2.27.2009

my final post.

you know how you can read things you've written in times past and just feel completely ridiculous about yourself? that's me right now.
i will keep this blog open only so that i may view it from time to time to measure growth. another chapter done.

2.18.2009

choo choo...

so i'm sitting at my mother's house in cleveland, on her computadora. it's ten-of-the-clock, and there is a silence. the parents have gone to bed. i walk outside and look up to see the most beautiful vision of stars, a celestial body that is meant only for the country. i look across to see the mountains' silhouette outlined by the shining moon. though there are many perks to daylight, there is a peace and quiet of the night that cannot be matched.
can you even imagine the beauty of God? of heaven? when you see these gorgeous views? we drove through pigeon forge and the smokey mountains and the majesty of these formations left me speechless. they're beautiful and rolling and breath-taking.

tomorrow we shall go to downtown chattanooga. there was a very cute shop i stopped in on monday; however, all the shops close at five, so i didn't get a chance to spend too much time down there. sooo...tomorrow we shall go again. and i may later drive over to helen, georgia where i hear there is more beautiful landscape!

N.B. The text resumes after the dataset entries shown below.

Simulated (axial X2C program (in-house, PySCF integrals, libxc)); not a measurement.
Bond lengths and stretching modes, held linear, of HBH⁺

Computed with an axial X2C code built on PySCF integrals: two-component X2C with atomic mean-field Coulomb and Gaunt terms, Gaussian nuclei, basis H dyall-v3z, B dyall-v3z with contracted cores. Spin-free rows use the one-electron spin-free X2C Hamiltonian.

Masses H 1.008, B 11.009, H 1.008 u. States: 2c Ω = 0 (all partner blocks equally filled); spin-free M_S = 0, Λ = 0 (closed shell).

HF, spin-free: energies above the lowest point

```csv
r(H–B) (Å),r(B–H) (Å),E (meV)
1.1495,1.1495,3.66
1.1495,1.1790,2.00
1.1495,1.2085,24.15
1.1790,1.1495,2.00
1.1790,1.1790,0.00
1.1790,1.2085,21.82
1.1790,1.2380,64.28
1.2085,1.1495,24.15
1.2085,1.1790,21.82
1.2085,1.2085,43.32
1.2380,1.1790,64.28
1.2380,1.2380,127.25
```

this journey has been a long time coming...feels so good.

2.01.2009

God is moving...

so, i was driving home tonight on seemingly danger-less roads. key word being "seemingly". as i was driving home a little under the speed limit, the control of my car was taken from me and given completely to a monstrous snow drift, and far be it from me to do something only half-way. my little Kia did a 540 (an entire revolution + half a second one) and threw me quickly and gracefully into the ditch. THANK, THANK, THANK GOD no one was behind me, because it could have been much, much worse. Amazingly enough, nothing broke (on me or my car). however, i was in somewhat of a predicament, seeing as that the only visibility i had out of my left-side window was surrounded in snow. yes, i had hit so hard that i had basically buried myself in the snow. what was completely unlike me was that i didn't panic. i just kind of felt like, 'well, darn it.' and pulled out my driver's manual and coupon for a free tow. as i was getting ready to call the number, a man stopped and asked if i had anyone coming for me, and when i said 'no' he said he was going to pull me out, because it was too cold for 'a little lady' to be waiting on someone. and within half an hour, he had dug me out, pulled me up onto the road, and helped me get facing the right direction. and then i drove under 40 the rest of the way home.

when i am still, God is moving. when i am quiet, God is speaking. when i am scared, God is loving me. when i doubt, God is constant. when i fear, God protects me. i am unbelievably blessed to know these things.